Sarah Barney from Indianapolis, IN, is on a tear. This mother of 2 daughters and a son plus grandmother of 3 girls is planning and executing trips for her family regularly. First there was a Lewis and Clark journey. Next, a tour through Switzerland and Austria. Most recently, the family went from Paris to Lyon and then enjoyed a riverboat on the Rhone. Among the younger set, ages varied from 7 to 26. All had a good time. Ms. Barney said, “…they quickly became accustomed to 5-star hotels.”
Ms. Barney is giving the gift of experiences. Though earlier studies suggested that money can’t buy happiness, more recent research indicates that it can give opportunities. One such perk is spending on family, which enhances positive feelings among the participants.
Ms. Barney’s behavior is right in line with the premise of a new book entitled Happy Money by Elizabeth Dunn and Michael Norton. It proposes a groundbreaking idea. We can create more happiness for ourselves by sharing money rather than trying to create more wealth (once we have adequate assets for a comfortable retirement) or buying material goods.
They support this concept through research. When individuals were asked prospectively if they would rather have a material object versus an experience, most chose the former. They apparently did this because they think it will last longer. But, when the question is turned around, and people are asked to reflect on the past and consider whether purchases were more important for them than experiences, far fewer were willing to choose things.
In summary, the research shows that purchases that include a social connection made a shared experience and it was of lasting value to the participants. The importance of costly buys for self, on the other hand, seemed to diminish over time as the purchaser becomes accustomed to the article.
Part of the enduring enjoyment of experiences is that they involve something new—either an activity and/or in the presence of the people with whom one is living it. When travel is involved, it can be both. Seeing new sights that won’t be visited again for a long time, if ever, make it special. It creates a treat.
Interestingly enough, the treat doesn’t have to be a big one like traveling to a foreign country. It can be something as simple as having desert once a week instead of every day. Then, anticipation of the enjoyment is greater. This is right in line with studies of the brain’s pleasure center which show that it is stimulated more by anticipation of pleasure than the pleasure itself.
Another way to achieve happiness advocated by Dunn and Norton is to use money to open up time. In this way, there is freedom to participate in more pleasurable activities rather than slaving away in the kitchen or its equivalent.
The most important contribution of this book is that it forces the reader to examine her or his priorities in terms of spending money. Cash can be expended and bring little or no pleasure. Or, it can be used to enhance happiness. The choice is ours. Happy Money teaches us how to do this better.

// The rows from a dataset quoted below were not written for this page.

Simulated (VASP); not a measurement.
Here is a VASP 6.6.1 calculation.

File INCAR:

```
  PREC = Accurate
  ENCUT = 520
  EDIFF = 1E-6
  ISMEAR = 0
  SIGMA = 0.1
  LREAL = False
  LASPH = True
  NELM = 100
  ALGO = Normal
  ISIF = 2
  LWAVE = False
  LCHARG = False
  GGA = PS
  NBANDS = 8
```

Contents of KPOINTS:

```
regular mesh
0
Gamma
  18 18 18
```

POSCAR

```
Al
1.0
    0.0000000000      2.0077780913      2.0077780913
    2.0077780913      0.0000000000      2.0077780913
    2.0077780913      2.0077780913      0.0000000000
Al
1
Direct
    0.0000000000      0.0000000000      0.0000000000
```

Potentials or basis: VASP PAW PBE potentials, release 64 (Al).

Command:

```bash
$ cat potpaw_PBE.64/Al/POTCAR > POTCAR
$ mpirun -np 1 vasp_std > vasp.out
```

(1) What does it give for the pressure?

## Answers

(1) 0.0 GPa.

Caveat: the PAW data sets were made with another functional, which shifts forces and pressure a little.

As a counterpoint to this book, I can’t help but bring a touch of reality to one of its main tenets, the advantages of shared experiences. For such an event to be positive, it has to be pleasant. Family vacations, planned by senior members of a family who have more resources, could be extremely satisfying as in the case of Sarah Barney’s clan. On the other hand, if not organized carefully, they could be less than optimal, especially if the younger participants are not happily engaged. Ms. Barney used a travel company. She said, “I cannot say enough good things about Tauck family tours.” For those looking for something more modest, the result could be the same however. One study demonstrated that those who vacationed for shorter periods derived just as much pleasure as those who did so for longer. The important common component was a shared experience.